33. In Act 5, Scene 1, Hamlet will join Horatio in a partly comic confrontation with a clever Gravedigger, but before Hamlet and Horatio arrive, what legal argument is the Gravedigger pursuing with his assistant, the “Second Man”? What is his opinion about the matter, which has to do mainly with how suicide is defined? (See Hales v. Petit, 1558-62, in Edmund Plowden’s Commentaries.) What relation in terms of events and concepts does the case bear to Ophelia’s untimely death? Moreover, what observations does the Gravedigger make in support of his own profession?

34. In Act 5, Scene 1, once Hamlet and Horatio arrive near the spot where the Gravedigger is hollowing out a fresh grave, what is it about the Gravedigger’s attitude that impresses and somewhat shocks Hamlet? What observations is the Prince moved to make as he watches the Gravedigger tossing up old bones with the dirt that he is digging? What point do these observations tend to reinforce? (See lines 59-104).

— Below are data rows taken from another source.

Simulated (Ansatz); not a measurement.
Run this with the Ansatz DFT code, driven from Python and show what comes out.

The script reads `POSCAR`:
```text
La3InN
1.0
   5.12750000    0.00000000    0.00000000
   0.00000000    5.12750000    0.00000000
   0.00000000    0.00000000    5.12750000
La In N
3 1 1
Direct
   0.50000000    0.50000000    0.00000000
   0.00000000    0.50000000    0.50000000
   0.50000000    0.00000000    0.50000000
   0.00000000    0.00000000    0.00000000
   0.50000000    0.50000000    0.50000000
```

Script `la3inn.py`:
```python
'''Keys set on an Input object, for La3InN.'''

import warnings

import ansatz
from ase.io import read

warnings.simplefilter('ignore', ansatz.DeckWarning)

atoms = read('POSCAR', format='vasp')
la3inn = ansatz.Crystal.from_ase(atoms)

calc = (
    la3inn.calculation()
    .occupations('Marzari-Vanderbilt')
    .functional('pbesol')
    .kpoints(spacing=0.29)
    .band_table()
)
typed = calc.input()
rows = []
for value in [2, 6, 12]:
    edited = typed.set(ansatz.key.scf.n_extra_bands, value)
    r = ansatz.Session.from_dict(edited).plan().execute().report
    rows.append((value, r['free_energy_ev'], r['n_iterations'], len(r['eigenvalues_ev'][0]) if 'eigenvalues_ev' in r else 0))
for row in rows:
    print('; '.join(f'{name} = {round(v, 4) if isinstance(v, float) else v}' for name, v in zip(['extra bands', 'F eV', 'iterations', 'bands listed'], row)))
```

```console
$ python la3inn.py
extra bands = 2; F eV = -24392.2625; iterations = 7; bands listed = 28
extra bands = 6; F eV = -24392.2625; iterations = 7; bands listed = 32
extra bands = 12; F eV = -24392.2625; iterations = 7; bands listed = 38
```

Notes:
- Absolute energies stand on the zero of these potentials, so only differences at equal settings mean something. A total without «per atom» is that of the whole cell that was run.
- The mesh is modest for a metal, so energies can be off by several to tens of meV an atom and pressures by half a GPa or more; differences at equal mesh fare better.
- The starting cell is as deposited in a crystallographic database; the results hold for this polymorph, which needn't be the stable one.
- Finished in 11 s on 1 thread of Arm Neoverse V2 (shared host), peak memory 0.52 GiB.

35. In Act 5, Scene 1, what further thoughts about the fact and significance of death come to Hamlet during his conversation with the Gravedigger from lines 104-95? How does Yorick the Jester’s skull, once the Gravedigger has duly tossed it up, identified it, and given it to Hamlet as an impromptu memento mori, provide the Prince with some of his deepest insights up to this point? What makes Yorick’s skull, and the fact of his death, so moving and even unsettling for Hamlet? What is the point of bringing the departed Alexander the Great and “Imperious Caesar” into the matter, as Hamlet does to Horatio’s consternation?

36. In Act 5, Scene 1, Ophelia’s funeral party arrives at the cemetery, and after Laertes argues with a “churlish priest” over the limited nature of his sister’s rites, Hamlet and Laertes vie to outdo each other in excessive expressions of grief. What is the substance of their argument? How does this part of Scene 1 amount to another instance in which Ophelia is mistreated? In terms of theme and structure, what does this funeral gathering accomplish—to what extent does it advance or affect Hamlet’s revenge quest?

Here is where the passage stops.